Blog List.

Predicting Football Results With the Poisson Distribution

Introduction

This article is going to walk through building a model to predict football results using the Poisson distribution. As we'll find out, the model is fairly simplistic and struggles at points. However, it provides us a with great base to improve from over the next few articles in this series.

Let's get started!

The Data

Our model will work by predicting the number of goals scored / conceded by each team when they play each other based on their historical performances. To work that out we're going to need some data so let's grab some football results from the awesome football-data.co.uk website.

import pandas as pd

df = pd.read_csv("https://www.football-data.co.uk/mmz4281/1718/E0.csv")
df[["Date", "HomeTeam", "AwayTeam", "FTHG", "FTAG"]].head()
Date HomeTeam AwayTeam FTHG FTAG
0 11/08/2017 Arsenal Leicester 4 3
1 12/08/2017 Brighton Man City 0 2
2 12/08/2017 Chelsea Burnley 2 3
3 12/08/2017 Crystal Palace Huddersfield 0 3
4 12/08/2017 Everton Stoke 1 0

We've now got the team names, the number of goals scored by the home team (FTHG) at full time and the number of goals scored by the away team (FTAG) at full time, which is everything we need to get started.

Home Advantage

Let's dig into the data to get a better understanding of what we're trying to model. We'll start off simple by looking at the average goals scored.
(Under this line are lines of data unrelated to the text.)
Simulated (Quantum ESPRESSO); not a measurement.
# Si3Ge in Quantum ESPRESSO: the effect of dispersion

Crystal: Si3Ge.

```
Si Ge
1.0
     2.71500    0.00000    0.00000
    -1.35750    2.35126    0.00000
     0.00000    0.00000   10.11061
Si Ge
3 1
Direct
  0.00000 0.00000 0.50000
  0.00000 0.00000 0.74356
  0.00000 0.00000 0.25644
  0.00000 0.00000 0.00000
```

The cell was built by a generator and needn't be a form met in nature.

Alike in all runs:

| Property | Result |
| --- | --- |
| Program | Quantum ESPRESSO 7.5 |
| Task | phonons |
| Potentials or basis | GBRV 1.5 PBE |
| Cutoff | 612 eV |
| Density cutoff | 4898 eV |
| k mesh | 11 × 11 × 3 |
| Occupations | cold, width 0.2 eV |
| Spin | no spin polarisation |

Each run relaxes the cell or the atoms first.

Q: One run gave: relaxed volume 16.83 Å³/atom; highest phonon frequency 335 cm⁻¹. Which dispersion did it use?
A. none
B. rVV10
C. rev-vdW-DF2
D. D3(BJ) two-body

df[["FTHG", "FTAG"]].mean()
FTHG    1.531579
FTAG    1.147368
dtype: float64

On average, the home team scores around a third of a goal more than the away team so to it looks like our model will need to handle home advantage.

Next, we'll plot out the distribution of goals scored by the home and away teams.

import matplotlib.pyplot as plt
import seaborn as sns

sns.set()

max_goals = 10
plt.hist(
    df[["FTHG", "FTAG"]].values, range(max_goals), label=["Home", "Away"], density=True
)
plt.xticks([i - 0.5 for i in range(max_goals)], [i for i in range(max_goals)])
plt.xlabel("Goals")
plt.ylabel("Proportion of matches")
plt.legend(loc="upper right", fontsize=13)
plt.title("Number of Goals Scored Per Match", size=14, fontweight="bold")

Pelican

The shape of that distribution looks rather similar to the Poisson distribution. We can confirm this by overlaying the number of goals we'd expect from the Poisson distribution based on the average goals scored that we calculated above.

import numpy as np
from scipy.stats import poisson

home_poisson = poisson.pmf(range(10), df["FTHG"].mean())
away_poisson = poisson.pmf(range(10), df["FTAG"].mean())

max_goals = 10
plt.hist(
    df[["FTHG", "FTAG"]].values, range(max_goals), label=["Home", "Away"], density=True
)

plt.plot(
    [i - 0.5 for i in range(1, max_goals + 1)],
    home_poisson,
    linestyle="-",
    marker="o",
    label="Home Poisson",
)

plt.plot(
    [i - 0.5 for i in range(1, max_goals + 1)],
    away_poisson,
    linestyle="-",
    marker="o",
    label="Away Poisson",
)


plt.xticks([i - 0.5 for i in range(1, max_goals + 1)], [i for i in range(max_goals)])
plt.xlabel("Goals")
plt.ylabel("Proportion of matches")
plt.legend(loc="upper right", fontsize=13)
plt.title("Number of Goals Scored Per Match", size=14, fontweight="bold")

Pelican

It's not perfect, but the two sets of data look pretty close to each other. This is good as it means we can approximate the number of goals scored using the Poisson distribution - this assumption is going to form the basis of our predictive model.

Building the model

To plot the Poisson distributions above, we used the average number of goals scored home and away, but to predict actual matches we're going to need to know how many goals we expect each individual team to score against each other.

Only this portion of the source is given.